In short: no. However, there is one rule that most higher education I've encountered seems to stick to: they really like constitutions and written rules.
A quick google of my own university found a faculty senate constitution of over 30 pages with a great degree of detail and rules, and absolutely no mention of conflict of interest.
From further review, I might propose an idea of why: interest is assumed. Rather than being an organization who seeks impartiality, there is actually a deeply vested interest assumed that all senators - and the senate as a whole - try to forward the goals of the university and the interests of the faculty itself. Using my own reference constitution, early on this line states the purpose of the Senate: "The Senate shall be the representative body of the faculty." In other words, they are out for what is best for the faculty.
As such, in the situation you briefly outline, there isn't a conflict of interest, but it sounds like a case instead of "vested interest" - the faculty, and thus the senate, want pay raises and oppose administration that seeks to oppose or refuse it, and so they do what they can to help achieve this mission. In short, this isn't unethical - it's the definition of politics and the reason why the senate exists.

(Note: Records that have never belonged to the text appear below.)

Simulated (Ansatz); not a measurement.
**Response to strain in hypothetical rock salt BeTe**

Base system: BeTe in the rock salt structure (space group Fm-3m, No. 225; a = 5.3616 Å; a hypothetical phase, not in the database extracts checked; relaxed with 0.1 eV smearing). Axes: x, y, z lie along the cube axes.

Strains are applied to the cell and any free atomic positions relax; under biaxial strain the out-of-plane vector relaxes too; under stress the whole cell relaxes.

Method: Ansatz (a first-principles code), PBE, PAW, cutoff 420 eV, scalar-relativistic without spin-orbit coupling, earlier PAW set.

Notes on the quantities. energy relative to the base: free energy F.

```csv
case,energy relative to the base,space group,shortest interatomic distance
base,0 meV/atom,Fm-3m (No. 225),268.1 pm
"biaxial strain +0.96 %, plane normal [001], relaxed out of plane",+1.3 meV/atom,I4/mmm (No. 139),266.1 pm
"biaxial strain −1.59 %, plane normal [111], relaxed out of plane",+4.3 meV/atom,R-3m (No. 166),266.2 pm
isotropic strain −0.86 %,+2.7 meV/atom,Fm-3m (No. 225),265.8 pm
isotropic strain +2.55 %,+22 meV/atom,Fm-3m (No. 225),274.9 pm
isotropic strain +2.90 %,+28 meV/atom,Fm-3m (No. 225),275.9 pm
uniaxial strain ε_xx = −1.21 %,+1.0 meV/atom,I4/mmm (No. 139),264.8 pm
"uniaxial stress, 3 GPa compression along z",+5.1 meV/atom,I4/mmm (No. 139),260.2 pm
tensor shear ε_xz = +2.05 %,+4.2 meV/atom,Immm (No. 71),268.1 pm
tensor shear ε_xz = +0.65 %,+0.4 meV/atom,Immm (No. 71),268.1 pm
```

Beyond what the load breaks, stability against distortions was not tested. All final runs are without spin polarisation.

Much of this is determined, at least in the US, by state law and mandate for public universities. In Wisconsin: The faculty derives its authority from 36.09(4) Wisconsin Statutes, which reads as follows:
FACULTY. The faculty of each institution, subject to the
responsibilities and powers of the board, the president, and the
chancellor of such institution, shall be vested with responsibility
for the immediate governance of such institution and shall actively
participate in institutional policy development. As such, the faculty
shall have the primary responsibility for academic and educational
activities and faculty personnel matters. The faculty of each
institution shall have the right to determine their (sic) own faculty
organizational structure and to select representatives to participate
in institutional governance.
As with all good representative systems, it is assumed that there are checks and balances. There are usually student government wings, faculty senates, administrative positions, committees, etc - all designed to, hopefully, ensure an outcome that is the best for the whole community.
But in the case of a faculty senate being in favor of pay raises and also being pro-union? Yes, yes I would imagine they are. Whether or not they get a raise is usually not solely determined by a faculty senate, though, or that would be a pretty naive system.